First published in Bolted #2 2015.
A: The fatigue capacity of a bolted joint is very small, as compared to its static capacity. To improve fatigue resistance, designers can increase the thread capacity and decrease the alternating stresses at the threads.
To increase the thread capacity, it is recommended to use a rolled thread instead of a cutting process. To increase the bolted joint capacity, utilize multiple smaller fasteners instead of a single larger fastener.
The capacity is also increased by using an improved connector, such as a Superbolt MJT (Multi-Jackbolt Fastener) or Flexnut, which improves the load distribution in the threads and adds elasticity to the bolted joint.
The best way to improve fatigue resistance is to reduce the alternating stresses at the threads. There are three main ways of doing this: Assembly design, assembly tightening, and assembly security.
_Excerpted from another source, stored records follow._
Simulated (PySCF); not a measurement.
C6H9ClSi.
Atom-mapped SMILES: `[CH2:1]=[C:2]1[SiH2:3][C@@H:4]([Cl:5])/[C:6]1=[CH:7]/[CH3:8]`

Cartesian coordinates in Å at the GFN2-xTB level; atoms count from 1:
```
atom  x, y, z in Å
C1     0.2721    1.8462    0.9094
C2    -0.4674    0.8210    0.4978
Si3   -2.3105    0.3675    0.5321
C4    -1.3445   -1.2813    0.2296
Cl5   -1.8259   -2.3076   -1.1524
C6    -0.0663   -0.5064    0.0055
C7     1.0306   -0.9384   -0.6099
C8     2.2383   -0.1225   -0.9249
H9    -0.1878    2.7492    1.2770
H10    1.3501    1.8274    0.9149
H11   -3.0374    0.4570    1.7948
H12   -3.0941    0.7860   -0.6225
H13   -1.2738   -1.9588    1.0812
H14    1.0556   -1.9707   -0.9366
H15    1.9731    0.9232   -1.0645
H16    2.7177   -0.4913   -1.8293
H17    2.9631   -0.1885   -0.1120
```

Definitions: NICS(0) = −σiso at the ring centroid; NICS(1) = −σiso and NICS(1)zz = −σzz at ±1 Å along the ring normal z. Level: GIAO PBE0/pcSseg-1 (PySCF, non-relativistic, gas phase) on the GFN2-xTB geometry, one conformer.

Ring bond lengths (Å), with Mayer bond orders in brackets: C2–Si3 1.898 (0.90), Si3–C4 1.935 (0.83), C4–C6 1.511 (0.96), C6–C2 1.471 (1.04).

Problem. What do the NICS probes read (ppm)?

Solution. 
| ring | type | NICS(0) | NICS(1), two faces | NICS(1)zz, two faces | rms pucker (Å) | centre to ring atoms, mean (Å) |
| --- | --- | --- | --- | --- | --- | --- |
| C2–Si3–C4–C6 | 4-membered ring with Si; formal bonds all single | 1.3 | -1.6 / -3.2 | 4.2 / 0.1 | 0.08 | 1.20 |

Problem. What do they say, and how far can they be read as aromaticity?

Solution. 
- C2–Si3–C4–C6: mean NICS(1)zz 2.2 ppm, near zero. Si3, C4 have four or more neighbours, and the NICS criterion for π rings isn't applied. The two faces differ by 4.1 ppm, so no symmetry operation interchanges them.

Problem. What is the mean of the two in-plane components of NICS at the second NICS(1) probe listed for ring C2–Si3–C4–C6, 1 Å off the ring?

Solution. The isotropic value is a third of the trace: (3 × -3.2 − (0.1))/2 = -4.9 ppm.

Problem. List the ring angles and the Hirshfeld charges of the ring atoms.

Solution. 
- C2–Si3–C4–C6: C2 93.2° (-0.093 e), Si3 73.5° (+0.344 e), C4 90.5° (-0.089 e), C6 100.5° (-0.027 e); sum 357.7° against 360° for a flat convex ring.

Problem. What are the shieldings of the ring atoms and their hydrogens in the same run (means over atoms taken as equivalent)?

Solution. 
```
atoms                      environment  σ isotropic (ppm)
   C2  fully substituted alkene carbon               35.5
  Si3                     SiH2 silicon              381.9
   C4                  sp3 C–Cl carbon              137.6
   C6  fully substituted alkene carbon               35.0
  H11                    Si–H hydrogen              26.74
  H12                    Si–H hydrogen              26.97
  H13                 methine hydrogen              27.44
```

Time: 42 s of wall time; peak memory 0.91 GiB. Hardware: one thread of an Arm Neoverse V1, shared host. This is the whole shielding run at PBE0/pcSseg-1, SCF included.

The assembly design process provides an opportunity for improvement of the load distribution on bolted joints and to reduce the level of external stresses supported by each joint. To facilitate that, keep these principals in mind:
1. Use the highest possible preload
2. Minimize the bolt to load eccentricity
3. Use the largest possible contact surfaces
4. Use the largest possible clamping lengths
5. In most cases, use a preload higher than the working load
Other assembly design options include the use of necked-down studs or bolts, and the use of elastic washers, which counter the effects of relaxation, creeping, and thermal differential elongation.
With regard to assembly tightening, achieving the necessary preload is the main factor in reducing alternating stresses. It is recommended to use calibrated tools with high accuracy. It is also recommended to use a proper lubricant to achieve preload accuracy, and to reduce the risk of seizing. A suitable tightening sequence should be used to mitigate the risk of un-evenly loaded bolts and to ensure overall bolted joint integrity.
Regarding assembly security, it is recommended to secure the bolted joint against loss of preload. Further, secure the assembly against environmental effects, such as corrosion that could initiate a fatigue crack. This may be done through the selection of suitable materials and/or coatings for parts and fasteners.